1.2 Shuffled frog leaping algorithm
Based on the natural memetics for the optimisation of water distribution network design, Eusuff and Lansey (2003) first presented shuffled frog leaping algorithm (SFLA), which is also considered as an extension of PSO (Eusuff et al. 2006). It is assumed that frogs are leaping in a swamp which has a number of stones and are aiming at finding the stone with the maximum concentration of food. In SFLA, frogs are considered as hosts of memes and can be partitioned into different memeplexes which are introduced as groups of mutually supported memes. SFLA performs local search within the memeplex, where frogs interact with each other by getting information from the best frog of memeplex or the best of the entire population. This local search is similar to particle swarm optimisation in concept. After a certain times of local search, the global exploration happens periodically by shuffling the virtual frogs and reorganising them into new memeplexes. This shuffling strategy allows for the exchange of information between different memeplexes and benefits frogs to move toward a global optimum.
The pseudo code of SFLA is shown in Algorithm 13. The position of each frog \(X_i\) is a candidate solution of the optimisation problem whose objective value is denoted as \(f(X_i)\). After the initialisation, the fogs are ranked in decreasing order and are partitioned into \(N_{mp}\) memeplexes according to the rank. Each memeplex evolves by local search according to the following frog-leaping algorithm. Within each memeplex, q frogs are selected to construct the submemeplex according to the probability \(p_j\), and the worst frog’s position is improved by using the information of the best frog of the memeplex or the best of the whole population. If no improvement is made, a new frog will be generated randomly to replace the worst frog. Each memeplex is updated based on the updated worst frog. This evolutionary step executes \(N_{es}\) times for each memeplex in the frog-leaping algorithm, followed by the shuffle of memeplexes where all the updated memeplexes are gathered to generate the new population X and the best position of the whole population Gbest is updated. This process starts again from partitioning the population into memeplexes until the termination conditions are met.

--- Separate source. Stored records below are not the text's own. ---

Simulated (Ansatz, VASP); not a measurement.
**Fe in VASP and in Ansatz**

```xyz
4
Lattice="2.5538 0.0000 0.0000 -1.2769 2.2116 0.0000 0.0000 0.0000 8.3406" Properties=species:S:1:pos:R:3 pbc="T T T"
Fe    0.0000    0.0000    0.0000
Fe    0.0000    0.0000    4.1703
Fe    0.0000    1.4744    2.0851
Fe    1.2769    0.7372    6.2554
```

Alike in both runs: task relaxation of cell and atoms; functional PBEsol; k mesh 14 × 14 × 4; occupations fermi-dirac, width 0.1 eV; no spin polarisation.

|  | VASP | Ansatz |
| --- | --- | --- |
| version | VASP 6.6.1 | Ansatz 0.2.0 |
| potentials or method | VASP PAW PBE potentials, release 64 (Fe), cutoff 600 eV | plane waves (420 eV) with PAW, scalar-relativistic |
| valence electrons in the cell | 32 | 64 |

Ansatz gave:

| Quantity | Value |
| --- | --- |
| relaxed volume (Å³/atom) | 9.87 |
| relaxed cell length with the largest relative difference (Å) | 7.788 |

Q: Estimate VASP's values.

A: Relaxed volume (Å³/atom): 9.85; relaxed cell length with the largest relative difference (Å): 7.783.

SFLA has been further improved and applied to various real-word problems, ranging from electrical power production (Ebrahimi et al. 2010; Niknam et al. 2011), job scheduling (Li et al. 2012) to clustering (Amiri et al. 2009). Elbeltagi et al. (2007) introduced a new search acceleration parameter into the original SFLA to balance the global and local search for solving project management problem. Fang and Wang (2012) presented a new SFLA for solving project scheduling problem with constrained resource. A permutation-based local research (PBLS) and forward-backward improvement (FBI) were combined to enhance the exploitation ability of SFLA. A modified SFLA (MSFLA) was proposed by Elattar (2019) by introducing the movement inertia equation from PSO and the crossover and mutation operators from GA to optimise the combined heat, emission and economic dispatch (CHEED) problem.
1.3 Cat swarm optimisation
Cat swarm optimisation (CTSO) was presented by Chu et al. in 2006 by inspecting and simulating the cat behaviour, consisting of two major models named seeking mode and tracking mode (Chu et al. 2006, 2007). Each cat has its position representing a candidate solution and a fitness value which is the objective value. The seeking model mimics the case of the cat in resting and looking around for seeking the next move position. The positions sought by the cat in the defined Seeking Range of the Dimension (SRD) are put in the Seeking Memory Pool (SMP) and one of them will be selected by the cat to move to according to the probabilities. In tracing model, the cat is tracing the cat with best fitness value by moving according to its own velocity.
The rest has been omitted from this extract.